The Australian Government has completed an agreement which brings all jurisdictions together to implement the historic Murray-Darling Basin Plan for water reform.
The Premiers of NSW and Queensland have now signed the Intergovernmental Agreement (IGA) on Implementing Water Reform in the Murray-Darling Basin and an amended National Partnership Agreement (NPA).
A commitment to cap water purchases at 1500 gigalitres and prioritising water infrastructure programmes were key components in bringing the two remaining states on board.
Victoria, South Australia and the Australian Capital Territory have now reaffirmed their commitment to the Plan by agreeing to sign the amended NPA.
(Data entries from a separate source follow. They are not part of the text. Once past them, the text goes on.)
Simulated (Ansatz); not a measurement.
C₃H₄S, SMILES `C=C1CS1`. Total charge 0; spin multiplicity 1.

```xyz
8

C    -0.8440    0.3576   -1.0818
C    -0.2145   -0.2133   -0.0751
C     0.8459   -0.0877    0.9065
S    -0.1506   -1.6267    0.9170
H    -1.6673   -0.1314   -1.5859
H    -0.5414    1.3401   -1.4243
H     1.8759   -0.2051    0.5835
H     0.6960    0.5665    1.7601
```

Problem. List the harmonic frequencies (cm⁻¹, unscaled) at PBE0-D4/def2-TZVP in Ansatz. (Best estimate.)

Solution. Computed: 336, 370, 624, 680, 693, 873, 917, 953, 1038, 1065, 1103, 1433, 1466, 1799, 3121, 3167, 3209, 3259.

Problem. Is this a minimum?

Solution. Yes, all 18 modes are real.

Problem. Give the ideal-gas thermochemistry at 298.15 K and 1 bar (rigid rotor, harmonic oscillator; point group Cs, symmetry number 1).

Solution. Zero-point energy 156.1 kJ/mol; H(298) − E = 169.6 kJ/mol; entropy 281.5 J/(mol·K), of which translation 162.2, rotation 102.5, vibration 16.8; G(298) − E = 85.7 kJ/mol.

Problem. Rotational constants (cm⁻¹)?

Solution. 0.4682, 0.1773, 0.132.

As part of the agreement, the states have assured the Commonwealth these investments will not be counteracted or undone through state actions.
“The Australian Government is committed to the implementation of the Basin Plan, on time and in full,” said Federal Member for Parkes, Mark Coulton.
“The fundamental priorities are to ensure the Murray-Darling’s food and fibre industries remain vibrant and sustainable, and that the river system on which they rely is restored to good health for the long term.”
Irrigation infrastructure upgrades are central to achieving the best outcomes from the Australian Government’s $13 billion investment in the Basin Plan, recovering vital water for environmental flows while enhancing the sustainability and viability of Basin communities.
Under the intergovernmental agreement all Basin governments have agreed to support the Commonwealth’s water recovery efforts, to work together on environmental works and measures, and to ensure that environmental water is delivered to where it is needed in accordance with the Basin Plan. Governments also seek to improve river and wetland health, enhance irrigation productivity and provide farmers and communities with more confidence to plan for the future.
“This is an important achievement to protect the Murray-Darling, while ensuring our farmers who rely on the river system remain vibrant and sustainable.”
“It builds on the legacy of water reforms initiated by the Howard government, which included more than $7 billion for water infrastructure projects,” Mr Coulton concluded.
To support regional communities in adjusting to the changes brought about by the Basin Plan, the Australian Government is also providing $32.5 million to New South Wales, $25 million to Victoria, $25 million to South Australia and $15 million to Queensland from the Regional Economic Diversification Programme.